# Got a kayak. Need a paddle. Best band for the buck



## atblis (Jul 20, 2003)

Just got a Tarpon 160i (listed as 28" wide). I am 6'2" tall. Currently using a 244cm tip to tip paddle. 

Looking to get something a little fancier probably 230cm long (maybe 240), straight shaft. Touring type I guess.

The Werner Camano is the current front runner.

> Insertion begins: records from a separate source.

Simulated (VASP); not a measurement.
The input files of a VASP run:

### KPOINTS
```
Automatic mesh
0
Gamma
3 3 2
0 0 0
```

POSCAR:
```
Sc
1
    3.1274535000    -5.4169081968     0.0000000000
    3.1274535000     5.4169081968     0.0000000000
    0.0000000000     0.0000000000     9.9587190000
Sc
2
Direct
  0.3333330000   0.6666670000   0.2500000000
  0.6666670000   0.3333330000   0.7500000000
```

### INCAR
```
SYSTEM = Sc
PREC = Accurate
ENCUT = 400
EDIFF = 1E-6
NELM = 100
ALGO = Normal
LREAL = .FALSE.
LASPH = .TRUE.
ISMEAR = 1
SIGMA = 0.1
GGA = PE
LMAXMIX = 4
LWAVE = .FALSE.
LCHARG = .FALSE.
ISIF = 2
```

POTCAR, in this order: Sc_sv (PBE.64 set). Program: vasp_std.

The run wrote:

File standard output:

Any other paddles worth considering? What would be the best bang for the buck?

Thanks,
Andrew


----------



## Too Busy (Sep 7, 2007)

Adventure Technology Ergo Tour T4 C 
It's a little heavier than the Camano. 

I use the AT Fishstix OS - it's a little lighter than the T4 C


----------



## AtlantaKing (Jul 7, 2002)

I like the Werner Camano; it's the best paddle I've ever used  'Course, it's the only other paddle I've ever used other than my stock Hobie paddle... :redface: I got it with a 20% off coupon from REI so it was a good deal. I like the light weight and the stiffness of the blade. I'm not sure how durable a fiberglass blade is, but time will tell.


----------



## wes (Jan 3, 2004)

Werner is very hard to beat...I've used the kalliste and the camano in the 240 length... they have the best split joint in the business...something very important that most don't consider until it loosens or fails completely. I have both ,and alternate paddles pretty regular.That said ,The paddle I use most is a bending branches "day" breeze with the ruler on the shaft... it is a terrific paddle. The first paddle I bought was an adventure tech ergo carbon oversize... I'd sell it cheap if I could find somebody that could lift it. If you look around and hit a sale the camano or breeze carbon can be had well under $200
Wes


----------



## atblis (Jul 20, 2003)

Well, I snagged a 230cm Aquabound Stingray. Carbon shaft. $112 on sale. It seems decent (much much lighter than what I was using). I am thinking a 240 cm might be more to my liking though.


----------



## NAVYIDC (Jul 7, 2009)

*dam*

Wish I would have seen this I have a used paddle looking to dup , GIVE AWAY I MEEN. I have no use for it anymore only bad wrap is that the dam thing is stuck together ( DAM SAND ). 


DOC:fishing:


----------



## Too Busy (Sep 7, 2007)

Doc
it may just be salt buildup sticking it together. I've salvaged a stuck paddle by throwing it in the pool for a few hours so the salt crystals could dissolve.


----------